Bearing "witness" to the Eucharistic Congress, Card Zen will also celebrate a Latin Mass
Hong Kong’s bishop emeritus will address the congress in Cebu. Catholic blogger says, "In my experience young people who participate in the Mass in Latin find that it challenges them to dig more deeply into the Catholic faith. The young like to be challenged after all!"
Cebu (AsiaNews) –Cardinal Joseph Zen Ze-kiun, bishop emeritus of Hong Kong, will celebrate the votive Mass of the Most Blessed Sacrament, according to the extraordinary form of the Roman Rite, on January 26, at 4:30 p.m. at Asilo de Milagrosa, Gorordo Avenue, in Cebu city, site of the 51th International Eucharistic Congress (IEC), on the theme: "Christ in you the hope of glory".
The Societas Eccelsia Dei Sancti Ioseph (Ecclesia Dei Society of St. Joseph) – Una Voce Philippines organized and sponsored the traditional Latin Mass (TLM) to be celebrated by the cardinal.
Card Zen, who regularly celebrates the extraordinary form of the Roman Rite, also called traditional Latin Mass since May 2006, plans to speak today, the IEC’s second day.
The celebration in the Latin rite is authorised by the Motu Proprio Summorum Pontificum issued by Pope Benedict XVI's on July 7, 2007, which extended to the whole Church the Motu proprio of Pope John Paul II, issued for Ecclesia Dei in 1988, which allows individual bishops to choose places where the Latin Mass can be celebrated.

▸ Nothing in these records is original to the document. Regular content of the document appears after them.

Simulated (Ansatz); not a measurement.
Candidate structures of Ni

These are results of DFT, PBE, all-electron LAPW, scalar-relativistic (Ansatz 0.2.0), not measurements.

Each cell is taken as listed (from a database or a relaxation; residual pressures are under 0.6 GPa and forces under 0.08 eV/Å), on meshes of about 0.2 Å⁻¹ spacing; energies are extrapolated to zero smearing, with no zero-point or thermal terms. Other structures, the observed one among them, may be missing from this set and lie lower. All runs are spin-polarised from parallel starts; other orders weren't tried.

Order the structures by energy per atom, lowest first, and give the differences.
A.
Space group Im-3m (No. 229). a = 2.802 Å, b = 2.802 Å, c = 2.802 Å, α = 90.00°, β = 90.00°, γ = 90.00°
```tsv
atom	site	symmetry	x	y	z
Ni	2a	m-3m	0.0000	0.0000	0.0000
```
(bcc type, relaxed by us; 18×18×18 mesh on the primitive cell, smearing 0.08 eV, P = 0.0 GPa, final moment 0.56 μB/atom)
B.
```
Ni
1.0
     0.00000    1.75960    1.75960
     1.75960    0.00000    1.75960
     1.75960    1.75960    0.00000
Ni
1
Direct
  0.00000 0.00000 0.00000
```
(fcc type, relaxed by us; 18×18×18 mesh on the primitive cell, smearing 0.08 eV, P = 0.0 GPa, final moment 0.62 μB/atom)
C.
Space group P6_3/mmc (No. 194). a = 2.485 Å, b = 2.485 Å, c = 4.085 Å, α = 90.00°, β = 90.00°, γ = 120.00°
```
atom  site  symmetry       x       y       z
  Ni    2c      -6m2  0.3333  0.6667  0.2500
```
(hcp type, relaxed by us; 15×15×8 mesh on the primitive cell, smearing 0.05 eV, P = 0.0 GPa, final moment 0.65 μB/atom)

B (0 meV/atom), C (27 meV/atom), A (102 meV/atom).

"In my experience, the young who attend the TLM find that it challenges them to delve more deeply into the Catholic faith. The young like to be challenged after all," said Catholic blogger Carlos Antonio Palad. Latin does not stop those who do not speak the language because the latter was “part of the lives of Filipino Catholics for 450 years. Even when the Mass was still in Latin, Filipinos attended assiduously”.
Palad, who is part of the Defensores Fidei Foundation, said the worshipper finds in the TLM "a form of worship where the Church does not try to get along with the times." He added that with Latin, there is only "worship and the Catholic faith, without attempts to make it more 'fashionable' or more acceptable to modern tastes."
Palad said TLM attendance in the Philippines has been growing through the years since the Summorum Pontificum came into force.
"When the Summorum Pontificum was promulgated in 2007, there were only three places in the Philippines that had the TLM with the bishops' permission. Today there are 14 places with every Sunday Mass plus some other places with monthly or weekday Masses," he explained. He added that those who come are mostly "very young and enthusiastic."
Dean Louis Bascon, a 25-year old teacher at the Paco Catholic School, plans to travel to Cebu to attend this once in a lifetime celebration. He says he is drawn to the TLM because of "the sense of reverence, the sense that something great is really happening right in front of me, what people actually call the sense of the sacred, the very clear feeling that you are encountering the Lord Himself."